The unsolved mystery of Marilyn Monroe

Who was she? Films like Blonde cast us into a hall of mirrors

A scene from the film ‘Blonde.’ Credit: Netflix/YouTube

When Kim Kardashian wore Marilyn Monroe’s dress to the Met Ball back in May, the world was aghast. Many claimed the dress was damaged (something the owners deny), and the dress’s original designer, Bob Mackie, told the world it was a “big mistake,” saying, “Nobody else should be seen in that dress.” Some of the concerns came from the fact that Kim Kardashian had had to lose a significant amount of weight to fit the blonde bombshell’s proportions — the dress was so tight on Monroe that she’d had to be sewn into it —…

When Kim Kardashian wore Marilyn Monroe’s dress to the Met Ball back in May, the world was aghast. Many claimed the dress was damaged (something the owners deny), and the dress’s original designer, Bob Mackie, told the world it was a “big mistake,” saying, “Nobody else should be seen in that dress.” Some of the concerns came from the fact that Kim Kardashian had had to lose a significant amount of weight to fit the blonde bombshell’s proportions — the dress was so tight on Monroe that she’d had to be sewn into it — and that it set a dangerous precedent for the preservation of historical costumes.

But if everyone who was exclaiming their horror in magazines, newspapers, and on Twitter was honest, it was less the fate of the sequin-embellished, nude-look gown that was at the forefront of everyone’s minds than it was Monroe’s legacy itself.

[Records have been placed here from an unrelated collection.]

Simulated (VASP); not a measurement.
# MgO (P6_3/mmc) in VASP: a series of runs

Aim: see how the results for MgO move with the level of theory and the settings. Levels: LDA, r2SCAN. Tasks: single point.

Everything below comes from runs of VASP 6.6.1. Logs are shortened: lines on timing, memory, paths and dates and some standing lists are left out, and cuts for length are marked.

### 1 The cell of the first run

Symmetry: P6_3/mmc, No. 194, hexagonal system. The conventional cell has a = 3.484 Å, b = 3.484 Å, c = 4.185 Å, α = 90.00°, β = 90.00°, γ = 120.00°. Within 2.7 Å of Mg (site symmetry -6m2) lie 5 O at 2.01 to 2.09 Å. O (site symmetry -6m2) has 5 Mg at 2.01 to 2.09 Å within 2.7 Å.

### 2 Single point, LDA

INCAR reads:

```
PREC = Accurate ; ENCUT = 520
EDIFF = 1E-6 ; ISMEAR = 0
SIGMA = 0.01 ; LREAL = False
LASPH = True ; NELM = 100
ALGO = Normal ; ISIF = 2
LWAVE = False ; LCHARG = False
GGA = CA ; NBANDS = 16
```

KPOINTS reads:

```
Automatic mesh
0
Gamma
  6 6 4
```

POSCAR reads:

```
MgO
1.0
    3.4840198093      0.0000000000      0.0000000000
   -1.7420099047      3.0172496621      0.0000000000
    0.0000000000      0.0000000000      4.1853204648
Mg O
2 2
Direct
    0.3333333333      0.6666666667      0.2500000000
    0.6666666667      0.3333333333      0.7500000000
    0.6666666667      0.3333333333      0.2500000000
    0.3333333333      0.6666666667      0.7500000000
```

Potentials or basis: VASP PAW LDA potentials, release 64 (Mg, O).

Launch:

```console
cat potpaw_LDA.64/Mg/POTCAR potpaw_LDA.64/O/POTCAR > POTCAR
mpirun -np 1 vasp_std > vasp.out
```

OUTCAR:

Ever since Monroe (then known as Norma Jeane Dougherty) first graced America’s national consciousness with her appearance in Yank magazine as one of the many women making munitions in the 1940s, she has occupied a curious place in the American psyche.

Simultaneously childish (that laugh) and mature (those curves), innocent and all-too knowing, pin-up beautiful and girl-next-door approachable, she had as many chameleonic identities as she had names: Norma Jeane Mortenson, Baker, and Dougherty, and Marilyn and Mona Monroe. Fittingly, she has been the subject of hundreds of books, films, and plays since her untimely death at the age of 36 in 1962.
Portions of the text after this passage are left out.